The second article pursued the discussion through more recent agreements (CPATPP, USMCA and ABA model provisions).

There are, not surprisingly, arguments on both sides of the question whether this is a good use of trade agreements.

Trade obligations, while sometimes precise in their focus, seldom get to the stage of draft statutory provisions. That would be difficult, given the different legal and cultural traditions of the parties. However, that often means that the obligations are at such a high level as to be unhelpful in resolving the practical issues that arise in legislating

Consider the example of an ASEAN/Australian/NewZealand agreement of 2010, described in an analysis of such agreements published in 2017 by the Asian Development Bank. Chapter 10 of that agreement deals with electronic commerce. The provisions are straightforward and unobjectionable, but on the difficult question of harmonizing authentication systems, on which mutual recognition of electronic documents may depend, the Agreement says this:

  1. Each Party shall maintain, or adopt as soon as practicable, measures based on international norms for electronic authentication that:

a. permit participants in electronic transactions to determine the appropriate authentication technologies and implementation models for their electronic transactions;

b. do not limit the recognition of authentication technologies and implementation models; and

c. permit participants in electronic transactions to have the opportunity to prove that their electronic transactions comply with the Party’s domestic laws and regulations.

  1. The Parties shall, where possible, endeavour to work towards the mutual recognition of digital certificates and electronic signatures that are issued or recognised by governments based on internationally accepted standards.
  2. The Parties shall encourage the interoperability of digital certificates used by business.

“Endeavour to work towards…” “shall encourage the interoperability of certificates” – these provisions have no substance. They are aspirational, they state what the parties hope some day, somehow, to achieve. They are without doubt worthwhile goals, but the provisions do not help arrive at them.

Many of the e-commerce provisions of free trade agreements are similar, notably on the hard questions around authentication. So is it really worth the effort to include such provisions at all?

The other side of the question was supported by the Kommerskollegium, the National Board of Trade of Sweden, in 2012. It published a short book (27 pages) setting out practical difficulties its members experienced in electronic commerce.

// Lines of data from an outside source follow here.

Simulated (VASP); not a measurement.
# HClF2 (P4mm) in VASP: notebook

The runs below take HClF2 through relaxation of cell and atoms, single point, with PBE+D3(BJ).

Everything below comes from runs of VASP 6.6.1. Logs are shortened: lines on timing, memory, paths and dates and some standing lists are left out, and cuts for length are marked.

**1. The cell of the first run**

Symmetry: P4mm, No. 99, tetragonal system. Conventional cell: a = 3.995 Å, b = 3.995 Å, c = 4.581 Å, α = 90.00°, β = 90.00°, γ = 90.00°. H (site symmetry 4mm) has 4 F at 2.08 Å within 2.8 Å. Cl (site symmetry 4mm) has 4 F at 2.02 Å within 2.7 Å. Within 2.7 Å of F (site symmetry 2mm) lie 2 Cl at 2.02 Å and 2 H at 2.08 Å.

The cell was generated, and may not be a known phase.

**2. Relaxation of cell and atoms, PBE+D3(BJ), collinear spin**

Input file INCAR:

The table of contents alone gives a dramatic idea of the challenges faced by e-business people, to say nothing of their lawyers and governments:

Barriers relating to Customs

    • Customs procedures are problematic when shipping large numbers of small consignments
    • Customs duties on returned goods
    • Corruption renders e-commerce difficult

Barriers relating to consumer and sales law, and consumer information

    • Differences in the right to cancel and return a purchase creates costs and administrative difficulties
    • Rules concerning consumer information and website content
    • Product labelling and requirements for registration with the authorities are burdensome

Payments and taxes

    • VAT regulations can be unclear or differ between digital and physical sales
    • Differences in the requirements for payment solutions create costs and administrative problems
    • Requirements to use handwritten contracts make the use of online solutions impossible
    • Double taxation

Intellectual property barriers

    • Businesses subject to intellectual property infringements
    • Rules on third-party liability differ and are sometimes unclear
    • Difficulties securing the rights to copyright-protected material
    • Lack of searchable information about intellectual property rights
    • Domain grabbing is becoming more and more common

Cross-border data transfer

State controls

    • Demand for local establishment in order to register local top-level domains
    • Internet censorship and governmental requirements for encryption solutions

Other barriers

    • Roaming charges raise the cost of e-commerce via mobile devices
    • Fraud
    • Impossible to obtain insurance
    • Product certification
    • Lack of standards impedes e-commerce
    • Rules of origin create the need for local warehouses
    • Rules affecting the launch of audio-visual content (“windowing”) hinder the development of e-commerce
    • Subsidies abroad distort international competition
    • “Transport roaming” makes transport more expensive

Unfortunately, the book does not set out many methods to remove these barriers. (It does admit that not all of them are legal issues, and some result from a misunderstanding of the actual law.)

The Board of Trade argued strongly (at page 26) that one way to resolve many of these issues was through trade agreements:

in a policy context, it is becoming less and less appropriate to treat e-commerce as a separate issue. If cross-border e-commerce is to reach its full potential, e-commerce issues need to become an integral part of the trade policy agenda and should not be managed separately, as is currently the case, for example, in free trade negotiations. Issues that have not previously been addressed by trade policy, but that are of great significance to businesses’ opportunities to trade internationally, such as cross-border data transfer and roaming charges, should be integrated into the trade policy agenda. If this does not happen, policies risk becoming outdated and out of tune with the reality of business in the digital economy.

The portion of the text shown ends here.